Talk about a bold move, and a bold statement. The International Olympic Committee announced today that it will live stream the London 2012 Olympic Games in 64 territories on the IOC's channel on YouTube
. Wondering why that's a bit deal? Because it'll be free. Most developed nations will have to turn to television (or at least have a pay-TV subscription to view online), but what about places like Africa, and locales that are far more remote? 64 erritories across Asia and Africa will be able to enjoy live coverage of the events as well as highlight clips on this digital platform free of charge; viewers from these territories will be able to watch the streams on the IOC's YouTube channel, accessible online or on Internet-enabled devices like smart/mobile phones and other YouTube-enabled devices.

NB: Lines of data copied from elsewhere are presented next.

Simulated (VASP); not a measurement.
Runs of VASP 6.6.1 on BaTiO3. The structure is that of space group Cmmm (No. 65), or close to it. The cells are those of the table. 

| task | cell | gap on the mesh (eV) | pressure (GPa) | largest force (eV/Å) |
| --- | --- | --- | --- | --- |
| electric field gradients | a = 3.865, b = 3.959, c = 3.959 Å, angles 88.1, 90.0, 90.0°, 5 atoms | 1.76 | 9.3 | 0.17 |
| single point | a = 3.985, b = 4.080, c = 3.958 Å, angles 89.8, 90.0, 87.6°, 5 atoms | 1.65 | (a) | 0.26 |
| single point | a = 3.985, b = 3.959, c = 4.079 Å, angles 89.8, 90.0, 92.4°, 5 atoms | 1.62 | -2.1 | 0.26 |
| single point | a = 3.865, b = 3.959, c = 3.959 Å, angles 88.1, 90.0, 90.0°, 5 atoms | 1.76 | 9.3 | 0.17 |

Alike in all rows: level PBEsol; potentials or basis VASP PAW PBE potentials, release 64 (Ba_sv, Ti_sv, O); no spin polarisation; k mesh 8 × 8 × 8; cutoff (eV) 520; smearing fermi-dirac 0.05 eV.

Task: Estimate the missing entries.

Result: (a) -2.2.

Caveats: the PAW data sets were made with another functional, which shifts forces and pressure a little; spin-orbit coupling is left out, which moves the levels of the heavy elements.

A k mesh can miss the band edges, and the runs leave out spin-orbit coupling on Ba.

The live-streaming on the IOC's YouTube channel will provide exclusive digital access to the London 2012 Olympic Games in territories where digital broadcast rights have not already been acquired by the IOC's broadcast partners:
Afghanistan, Bangladesh, Brunei, Bhutan, Cambodia, East Timor, India, Indonesia, Iran, Laos, Malaysia, Maldives, Mauritius, Mongolia, Myanmar, Nepal, Pakistan, Papua New Guinea, Singapore, Sri Lanka, Thailand and Vietnam.
And in 42 Sub-Saharan African territories on a non-exclusive basis, including:
Angola, Benin, Botswana, Burkina Faso, Burundi, Cameroon, Cape Verde, Central African Republic, Chad, Comoros, Democratic Republic of Congo, Republic of Congo, Côte d'Ivoire, Equatorial Guinea, Eritrea, Ethiopia, Gabon, Gambia, Ghana, Guinea, Guinea-Bissau, Kenya, Lesotho, Liberia, Madagascar, Malawi, Mali, Mozambique, Namibia, Niger, Nigeria, Rwanda, São Tomé and Príncipe, Senegal, Seychelles, Sierra Leone, Swaziland, Tanzania, Togo, Uganda, Zambia and Zimbabwe.
The IOC's live streaming on its YouTube channel will consist of 11 different simultaneous high-definition broadcasts, all with English language commentary. There will be 10 live feeds from London 2012, running 9 a.m. to 11 p.m. (London time) (on some days, these will start earlier or finish later based on the competition schedule), plus a 24-hour broadcast of the Olympic News Channel, which includes summaries of the latest results, general reports on different events, and interviews with athletes.
This is a huge precedent-setter. Getting content to places that aren't as equipped to deal with content acquisition is crucial to developing the global digital economy, and it's much, much bigger than just delivering sports. It's about a new worldview. And that's something we can get behind.